Vice President Joe Biden traveled to Capitol Hill on Wednesday to convince House Democrats to support the deal, while a small group of senators were invited to the White House to get their questions answered directly from officials who sat across from the Iranians at the negotiating table. Biden meets with Senate Democrats of the Foreign Relations Committee on Thursday.
House lawmakers said Biden was candid about the strengths and weaknesses of the compromise deal. One described his behind closed doors pitch.
"I'm going to put aside my notes and talk to you from my heart because I've been in this business for 45 years," Biden said in his opening comments, according to Rep. Bill Pascrell, D-New Jersey, who attended the session.

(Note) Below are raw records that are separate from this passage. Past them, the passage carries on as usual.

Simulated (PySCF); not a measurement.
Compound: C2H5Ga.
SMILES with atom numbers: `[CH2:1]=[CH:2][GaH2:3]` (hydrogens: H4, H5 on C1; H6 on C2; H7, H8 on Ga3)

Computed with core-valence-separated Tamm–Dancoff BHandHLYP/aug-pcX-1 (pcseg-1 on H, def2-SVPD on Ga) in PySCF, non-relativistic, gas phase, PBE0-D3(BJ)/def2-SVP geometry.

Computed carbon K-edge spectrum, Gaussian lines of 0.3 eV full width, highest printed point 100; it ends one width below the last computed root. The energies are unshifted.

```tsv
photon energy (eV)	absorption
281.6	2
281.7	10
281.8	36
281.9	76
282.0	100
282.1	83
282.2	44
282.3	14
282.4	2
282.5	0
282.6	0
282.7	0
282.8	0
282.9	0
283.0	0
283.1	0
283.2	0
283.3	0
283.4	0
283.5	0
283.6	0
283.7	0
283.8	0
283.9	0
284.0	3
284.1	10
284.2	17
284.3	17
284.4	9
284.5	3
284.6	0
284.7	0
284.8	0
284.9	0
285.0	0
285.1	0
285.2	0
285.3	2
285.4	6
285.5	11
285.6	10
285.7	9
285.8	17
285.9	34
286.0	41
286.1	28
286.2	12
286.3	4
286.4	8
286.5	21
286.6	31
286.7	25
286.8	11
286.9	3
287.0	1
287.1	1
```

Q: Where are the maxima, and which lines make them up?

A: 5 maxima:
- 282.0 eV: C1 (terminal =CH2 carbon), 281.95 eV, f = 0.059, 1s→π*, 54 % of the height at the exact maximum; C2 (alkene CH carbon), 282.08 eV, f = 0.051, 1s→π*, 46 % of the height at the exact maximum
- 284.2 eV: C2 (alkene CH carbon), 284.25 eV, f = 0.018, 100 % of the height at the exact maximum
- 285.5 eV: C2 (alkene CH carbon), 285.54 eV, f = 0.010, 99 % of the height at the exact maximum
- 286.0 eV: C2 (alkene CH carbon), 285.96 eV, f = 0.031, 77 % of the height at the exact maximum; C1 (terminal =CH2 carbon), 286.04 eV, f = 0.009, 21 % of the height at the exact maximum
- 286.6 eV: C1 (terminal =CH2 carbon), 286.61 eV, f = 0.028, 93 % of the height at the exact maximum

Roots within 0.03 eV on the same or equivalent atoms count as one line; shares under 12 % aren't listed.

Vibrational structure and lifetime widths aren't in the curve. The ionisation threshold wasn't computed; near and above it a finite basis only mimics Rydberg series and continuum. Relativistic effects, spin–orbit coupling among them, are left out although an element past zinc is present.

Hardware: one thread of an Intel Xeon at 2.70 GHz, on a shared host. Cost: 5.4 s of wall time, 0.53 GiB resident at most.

"I'm not going to BS you. I'm going to tell you exactly what I think," the vice president reportedly said.
Obama got a boost from the leader of his party in the chamber when Minority Leader Nancy Pelosi formally announced Thursday that she was backing the deal.
SInce Republicans in the House and Senate are firmly against the Iran nuclear deal -- announced by President Barack Obama on Tuesday -- the administration is cranking up its campaign to sway concerned Democrats to back the agreement.
Under legislation that allows Congress to review the agreement, the White House needs to secure enough votes from members of his own party to sustain the President's promised veto on an resolution of disapproval -- 145 in the House and 34 in the Senate.
After the session with Biden, several House Democrats stressed that while the process is just beginning, right now the administration likely has the votes to sustain the President's veto on a resolution to block the deal.
"I'm confident they will like it when they understand it all," the vice president told reporters on his way into the session, beginning what will be a two month campaign culminating in a vote, expected in September.
Democrats, both for and against the deal, praised Biden's presentation.
"Joe Biden was as good as I've seen him," Rep. John Larson, D-Connecticut, told CNN. "I thought he did an excellent job."
Texas Democratic Rep. Henry Cuellar said Biden is a "master of detail" and helped clarify some concerns he had about the verification provisions in the deal, but he still planned to carefully study it and said he was undecided.
Pascrell also cited the verification issue as a potential sticking point but said he is leaning 'yes' on the agreement.
"On our side of the aisle there is concern and skepticism shared by a number of members but an openness to be persuaded if the facts take them that way," Rep. Gerry Connolly of Virginia said. "I think (Biden) made some real progress on behalf of the administration today."
But Democratic Rep. Steve Israel of New York, a former member of Democratic leadership, told reporters he wasn't sold yet.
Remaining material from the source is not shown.